<aside> 🔥 Original blogpost on our website

</aside>

<aside> 🔥 Synnada helps you build interactive, collaborative, intelligent, real-time products for your mission-critical systems, within minutes and with ease.

</aside>

As the Lambda architecture that separates batch and stream processing systems gives way to the Kappa architecture which argues for a unified approach, a significant amount of attention is again focusing on stream joins in the data space. At Synnada, we strongly support the ideas and motivations behind the Kappa architecture, and we have been working hard on readying Apache Datafusion for this transformation.

Today, we are excited to announce the addition of Symmetric Hash Join to Apache Datafusion. This new feature will greatly enhance the capabilities of our query processing engine and give users even more powerful tools for querying, analyzing, and managing large datasets in real time.

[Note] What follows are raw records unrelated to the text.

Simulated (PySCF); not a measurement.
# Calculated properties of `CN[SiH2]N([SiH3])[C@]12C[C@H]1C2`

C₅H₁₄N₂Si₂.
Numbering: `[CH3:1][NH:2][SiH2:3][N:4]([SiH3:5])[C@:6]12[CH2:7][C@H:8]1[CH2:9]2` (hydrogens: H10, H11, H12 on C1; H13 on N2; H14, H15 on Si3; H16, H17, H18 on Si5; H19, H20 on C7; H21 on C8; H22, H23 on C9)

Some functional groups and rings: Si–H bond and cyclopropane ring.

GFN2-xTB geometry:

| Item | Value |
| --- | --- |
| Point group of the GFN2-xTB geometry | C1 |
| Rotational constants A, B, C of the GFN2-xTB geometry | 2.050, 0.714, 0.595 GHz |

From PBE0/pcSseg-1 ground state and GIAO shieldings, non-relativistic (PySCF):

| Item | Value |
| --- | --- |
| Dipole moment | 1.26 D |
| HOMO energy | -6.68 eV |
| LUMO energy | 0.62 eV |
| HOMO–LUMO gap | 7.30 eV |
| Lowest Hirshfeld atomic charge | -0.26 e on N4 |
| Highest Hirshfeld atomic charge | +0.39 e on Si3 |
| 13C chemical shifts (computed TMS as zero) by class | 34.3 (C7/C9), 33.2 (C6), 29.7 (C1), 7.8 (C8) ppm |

Symmetric Hash Join will integrate into DataFusion's existing API seamlessly, fully compatible with Datafusion's existing static data sources and streams. Whether you have static data with cardinality constraints or streaming data, Symmetric Hash Join will help you process large datasets faster and more efficiently, enabling you to generate low-latency, data-driven results.

Our implementation of this feature includes an advanced optimization technique called build-side pruning, which allows the algorithm to detect early on when certain rows no longer matter to the join result and remove them from memory. This results in a significant performance boost and more efficient use of computational resources.

In this blog post, we'll take a closer look at the Symmetric Hash Join algorithm. We will explain how it works, its advantages, and the benefits of using it. We'll also show you how to use it in your Datafusion pipeline and provide tips and tricks for getting the most out of it.

We hope that this new addition will help you to achieve your big data goals more easily and with greater speed, and we welcome your feedback and questions.

Symmetric Hash Join

A brief explanation

To explain the Symmetric Hash Join (SHJ) algorithm, let’s first quickly remind ourselves how the ordinary Hash Join algorithm works. At a high-level, the latter works in a two-step fashion: It first consumes one of its inputs (the build side) to build a hash table, and then consults this hash table while consuming its other input (the probe side) to determine matches. The SHJ algorithm eliminates this build/probe side asymmetry by maintaining a hash table for each input, and consults these tables continuously as it consumes both its inputs.

When is it appropriate?

The SHJ algorithm is typically useful when quick response times are needed, or when inputs are unbounded. It can be used in various types of data processing tasks, such as:

Real-time streaming: The SHJ algorithm can be used in real-time streaming scenarios to join data from multiple streams with low latency. For example, it can be used to join data from IoT devices with data from other sources, such as weather data.
Large datasets with low cardinality: The SHJ algorithm can be used to join large datasets with low cardinality by exploiting sliding window join properties. When the low cardinality columns are used as keys in sliding window joins, a lot of unnecessary computational work is done when we first check the equality, making the join operation inefficient. This can lead to long processing times and high resource usage, making it difficult to meet low-latency processing requirements.

How does it work?

Context: Query processing and streams

In a query processing engine, data flows in between different operators or stages within the engine, and each operator or stage performs a specific operation on the data. The query planning step is responsible for determining the optimal execution plan for the query, which simply means selecting the applicable operators, configuring them and connecting them in some optimal sense.

However, when processing streams, this is not as straightforward as it sounds, since not all operators are stream-friendly. Stream-unfriendly operators are often called pipeline-breaking operators, and we need to get the job done by utilizing only stream-friendly operators that allow our data streams to flow smoothly through the entire pipeline.

This means that none of our operators should block processing by waiting for a large amount of input data without producing any output, or by writing intermediate results to disk (if possible). While some operations (such as sorting) are inherently not compatible with this concept (and thus are pipeline-breaking), many use cases allow solutions involving only stream-friendly operators.